In today's foreign language (FL) teaching paradigm, learners are considered "language users and social agents", and language, "a vehicle for communication rather than a subject to study" (CEFR, 2020: 29). The classroom becomes a space where mediation adopts a central role, making learners aware of the existence of communication barriers beyond interlinguistic ones. To mediate across them, learners must employ all four main skills –speaking, writing, listening and reading– interconnectedly, switching from one to another as they would in 'real-life' communication (Su, 2007), always keeping the interlocutor's needs in mind.
Audio description (AD) is a mode of intersemiotic, accessible audiovisual translation that turns visually-coded elements into verbal commentary to facilitate access for visually-diverse audiences (Walzack & Fryer, 2017). Increased awareness of its social mediation role has contributed to its incorporation into media accessibility regulations across countries (Orero, 2016), further leading to its popularisation as a classroom tool in FL teaching, with promising results (Ibáñez Moreno & Vermeulen, 2017).
This presentation offers a methodological framework for the implementation of AD-based tasks in FL settings to promote meaningful learning and visual diversity awareness. Relying on perceptions expressed by students participating in an AD classroom project, it illustrates AD's potential to provide them with "21st century skills" (Baran-Łucarz & Klimas, 2020: 24) needed to engage in respectful communication in today's globalised world.
Bringing AD into the FL classroom opens up the door to a professional activity with a clearly-set communicative goal. In AD-based tasks students become audio describers, approaching communication not just as learners, or even interlocutors, but as linguistic and social mediators: they must mediate between communication systems, between meanings and connotations, and between a visually-conveyed world and an audience without full access to it. In the process, they become aware of the diversity within communicative needs, as well as of how language use must vary to meet them, how formal and semantic subtleties affect meaning, and how multiple abilities -linguistic and non-linguistic- converge and complement each other to achieve the communicative goal.
References:
Baran-Łucarz, M. & Klimas, A. (2020). Developing 21st century skills in a foreign language classroom: EFL student teachers' beliefs and self-awareness. Academic Journal of Modern Philology, 10, 23-38.

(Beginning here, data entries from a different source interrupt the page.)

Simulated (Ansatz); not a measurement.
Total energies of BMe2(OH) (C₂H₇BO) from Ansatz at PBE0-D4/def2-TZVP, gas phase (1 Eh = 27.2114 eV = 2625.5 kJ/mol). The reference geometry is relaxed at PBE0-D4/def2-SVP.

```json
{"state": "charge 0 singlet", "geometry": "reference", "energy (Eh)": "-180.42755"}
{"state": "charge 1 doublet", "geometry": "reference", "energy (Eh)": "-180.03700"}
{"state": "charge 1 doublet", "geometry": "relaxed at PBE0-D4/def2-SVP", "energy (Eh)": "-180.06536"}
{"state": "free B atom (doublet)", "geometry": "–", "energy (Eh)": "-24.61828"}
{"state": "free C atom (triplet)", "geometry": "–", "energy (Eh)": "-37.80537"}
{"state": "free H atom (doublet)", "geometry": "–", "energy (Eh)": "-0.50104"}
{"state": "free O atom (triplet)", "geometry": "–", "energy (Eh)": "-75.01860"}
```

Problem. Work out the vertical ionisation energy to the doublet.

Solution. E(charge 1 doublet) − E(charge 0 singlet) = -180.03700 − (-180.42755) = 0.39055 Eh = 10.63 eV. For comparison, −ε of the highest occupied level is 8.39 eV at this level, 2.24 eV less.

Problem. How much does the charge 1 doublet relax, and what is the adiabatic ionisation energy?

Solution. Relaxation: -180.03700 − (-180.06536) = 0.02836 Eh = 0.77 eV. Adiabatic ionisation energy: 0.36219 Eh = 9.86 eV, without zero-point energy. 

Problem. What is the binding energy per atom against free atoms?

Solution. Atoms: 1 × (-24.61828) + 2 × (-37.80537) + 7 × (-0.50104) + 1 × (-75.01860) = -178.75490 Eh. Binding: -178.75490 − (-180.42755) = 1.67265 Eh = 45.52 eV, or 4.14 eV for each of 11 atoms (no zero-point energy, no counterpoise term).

Council of Europe. (2020). Common European framework of reference for languages: Learning, teaching, assessment. Companion volume. Council of Europe Publishing.
Ibáñez Moreno, A., & Vermeulen, A. (2017a). Audio description for all: A literature review of its pedagogical values in foreign language teaching and learning. Encuentro. Revista de Investigación e Innovación en la Clase de Idiomas, 26, 52-68.
Orero, P. (2016). From DTV4ALL to HBB4ALL: Accessibility in European broadcasting. In A. Matamala& P. Orero (Eds.), Researching Audio Description (249-267). Palgrave Macmillan.
Su, Y. C. (2007). Students' changing views and the integrated-skills approach in Taiwan's EFL college classes. Asia Pacific Education Review, 8(1), 27-40.
Walczak, A., & Fryer, L. (2017). Creative description: The impact of audio description style on presence in visually impaired audiences. British Journal of Visual Impairment, 35(1), 6-17.